The legal basis for regulating the form of foreign investment in Vietnam is the following legal documents:
- Investment Law 2020
- Vietnam’s commitment to WTO
- Bilateral and multilateral free trade agreements in which Vietnam participates (FTAs);
- ASEAN Framework Agreement on Services (AFAS)
- Comprehensive Investment Agreement in ASEAN (ACIA),
- Agreement between Vietnam and Japan on investment freedom, promotion, and protection;
- Agreement establishing the ASEAN-Australia-New Zealand Free Trade Area (AANZFTA).
5 investment forms for foreign investors
Investment forms that foreign investors can choose:
- Investment in the establishment of economic organizations.
- Capital contribution investment, share purchase, purchase of contributed capital.
- Implementation of investment projects.
- Investment in the form of BCC.
- New investment forms and economic organizations according to the Government’s regulations.
When establishing a new economic organization, making a capital contribution, buying shares, or purchasing capital contributions from other economic organizations, investment in the form of BCC must meet the conditions and carry out investment procedures as prescribed for foreign investors in Vietnam.
Investment in the establishment of an economic organization
The establishment of an economic organization by foreign investors in Vietnam is the establishment of enterprises, cooperatives, unions of cooperatives, and other organizations to conduct business investment activities. Unlike domestic investors, when establishing economic organizations, foreign investors must meet the following two conditions:
- Meeting market access conditions for foreign investors. Accordingly, foreign investors are not allowed to establish enterprises, cooperatives, unions of cooperatives, and other organizations to conduct investment and business activities in the following two groups of industries: Sectors and professions that have not been able to access the market yet; Sectors and professions with conditional market access.
- Before establishing an economic organization, the foreign investor must have an investment project and carry out the procedures for granting and adjusting the Registration Certificate, except for the case of setting up an innovative start-up small and medium-sized enterprise and innovative start-up investment fund in accordance with the law on supporting small and medium enterprises.
Invest to contribute capital, buy shares, buy contributed capital
Foreign investors in Vietnam have the right to invest in the form of capital contribution, share purchase, or purchase of contributed capital, in order to implement this form, foreign investors need to meet the following conditions:
- Meeting market access conditions,
- Ensuring national defense and security according to the provisions of the Investment Law 2020,
- Land satisfaction in terms of conditions for receiving land use rights, and conditions for land use in islands, communes, wards, border towns, communes, wards, and coastal townships.
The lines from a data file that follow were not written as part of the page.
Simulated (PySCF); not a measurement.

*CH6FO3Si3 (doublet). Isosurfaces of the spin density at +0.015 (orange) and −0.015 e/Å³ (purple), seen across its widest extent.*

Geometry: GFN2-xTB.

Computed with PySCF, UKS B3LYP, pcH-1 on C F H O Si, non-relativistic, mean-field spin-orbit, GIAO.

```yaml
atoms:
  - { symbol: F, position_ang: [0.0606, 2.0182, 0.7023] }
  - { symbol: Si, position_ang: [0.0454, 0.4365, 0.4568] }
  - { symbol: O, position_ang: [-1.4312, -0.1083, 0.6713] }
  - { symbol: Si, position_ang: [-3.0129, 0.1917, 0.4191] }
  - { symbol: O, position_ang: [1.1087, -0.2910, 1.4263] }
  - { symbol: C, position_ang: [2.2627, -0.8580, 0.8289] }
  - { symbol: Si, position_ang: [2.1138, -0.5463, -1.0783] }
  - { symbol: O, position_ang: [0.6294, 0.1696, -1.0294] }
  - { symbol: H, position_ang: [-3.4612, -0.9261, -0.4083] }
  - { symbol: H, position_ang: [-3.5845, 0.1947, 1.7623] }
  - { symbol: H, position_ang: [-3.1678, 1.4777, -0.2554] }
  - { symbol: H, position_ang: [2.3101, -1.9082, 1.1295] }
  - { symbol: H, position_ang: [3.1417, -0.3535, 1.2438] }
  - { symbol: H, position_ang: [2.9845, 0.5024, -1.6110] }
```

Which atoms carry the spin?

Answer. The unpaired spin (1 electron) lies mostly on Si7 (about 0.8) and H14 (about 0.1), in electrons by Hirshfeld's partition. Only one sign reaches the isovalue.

- Investment capital contribution: Foreign investors contribute capital to economic organizations in the form of buying shares issued for the first time or additionally issued shares of a joint-stock company; Contribute capital to limited liability companies, and partnerships; Contribute capital to other economic organizations.
- Purchase of shares, purchase of contributed capital: Purchase of shares of a joint-stock company from the company or shareholder; Buy the capital contribution of a member of a limited liability company to become a member of a limited liability company; Purchase of capital contributions of capital-contributing members in a partnership to become a capital-contributing member of a partnership; Purchase of capital contributions of members of other economic organizations.
Implementation of investment projects under BCC
BCC (business cooperation contract) is a form signed between a domestic investor and a foreign investor, a foreign investor and a foreign investor in Vietnam established on the basis of a contract signed between the parties and not established a new legal entity.
- To make investments in the form of BCC, foreign investors must carry out procedures for registration for the issuance of investment certificates.
Contract form and content:
- BCC must be made in writing, the content of BCC are business cooperation agreements including agreements to contribute business capital, share profits, and bear risks.
- The parties to the BCC contract establish themselves a Coordination Committee to perform the contract. The functions, tasks, and powers of the Coordination Committee shall be mutually agreed upon by the parties.
Issues related to foreign investors’ market access conditions in Vietnam
Vietnamese law has strict regulations on investment activities in general and foreign investment activities in Vietnam in particular. Without understanding the law in Vietnam, foreign investors easily violate the law and suffer unfortunate consequences. In order to prevent legal risks, receive adequate advice, save time and money, foreign investors should choose reputable and experienced partners.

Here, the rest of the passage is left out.